[SPARK-29947][SQL][followup] ResolveRelations should return relations with fresh attribute IDs #28717

cloud-fan · 2020-06-03T07:59:39Z

What changes were proposed in this pull request?

This is a followup of #26589, which caches the table relations to speed up the table lookup. However, it brings some side effects: the rule ResolveRelations may return exactly the same relations, while before it always returns relations with fresh attribute IDs.

This PR is to eliminate this side effect.

Why are the changes needed?

There is no bug report yet, but this side effect may impact things like self-join. It's better to restore the 2.4 behavior and always return refresh relations.

Does this PR introduce any user-facing change?

no

How was this patch tested?

N/A

cloud-fan · 2020-06-03T08:00:10Z

@wangyum

cloud-fan · 2020-06-03T08:20:34Z

also cc @HyukjinKwon @brkyvz

maropu

Looks resonable changes

HyukjinKwon

LGTM

SparkQA · 2020-06-03T13:14:52Z

Test build #123472 has finished for PR 28717 at commit 6924118.
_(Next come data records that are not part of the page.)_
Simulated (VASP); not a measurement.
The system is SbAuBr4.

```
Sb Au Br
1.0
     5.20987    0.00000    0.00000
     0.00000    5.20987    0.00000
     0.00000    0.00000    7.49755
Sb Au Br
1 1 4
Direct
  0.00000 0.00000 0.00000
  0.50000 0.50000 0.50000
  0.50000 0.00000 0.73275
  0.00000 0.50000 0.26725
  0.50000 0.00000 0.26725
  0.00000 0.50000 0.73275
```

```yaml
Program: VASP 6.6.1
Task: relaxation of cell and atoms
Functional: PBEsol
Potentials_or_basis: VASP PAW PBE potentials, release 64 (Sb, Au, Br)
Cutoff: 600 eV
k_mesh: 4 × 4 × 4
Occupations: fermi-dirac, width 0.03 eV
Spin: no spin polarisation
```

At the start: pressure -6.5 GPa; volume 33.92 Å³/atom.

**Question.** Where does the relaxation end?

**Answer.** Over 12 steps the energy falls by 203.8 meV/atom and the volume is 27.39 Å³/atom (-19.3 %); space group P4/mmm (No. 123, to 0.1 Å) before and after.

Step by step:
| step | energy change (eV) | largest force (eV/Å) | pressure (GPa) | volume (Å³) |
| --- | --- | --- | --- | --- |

This patch fails PySpark unit tests.
This patch merges cleanly.
This patch adds no public classes.

cloud-fan · 2020-06-03T13:35:26Z

retest this please

SparkQA · 2020-06-03T18:59:12Z

Test build #123485 has finished for PR 28717 at commit 6924118.

This patch passes all tests.
This patch merges cleanly.
This patch adds no public classes.

brkyvz

@cloud-fan Can you please add unit test? A triple self-join should be able to reproduce this issue

brkyvz · 2020-06-03T19:06:14Z

sql/catalyst/src/main/scala/org/apache/spark/sql/catalyst/analysis/Analyzer.scala

@@ -1024,7 +1024,12 @@ class Analyzer(
                DataSourceV2Relation.create(table, Some(catalog), Some(ident)))
          }
          val key = catalog.name +: ident.namespace :+ ident.name
-          Option(AnalysisContext.get.relationCache.getOrElseUpdate(key, loaded.orNull))


Why not just:

Option(AnalysisContext.get.relationCache.getOrElseUpdate(key, loaded.orNull)).map { rel => rel.transform { case multi: MultiInstanceRelation => multi.newInstance() } }

sorry just saw your comment after running the merge script.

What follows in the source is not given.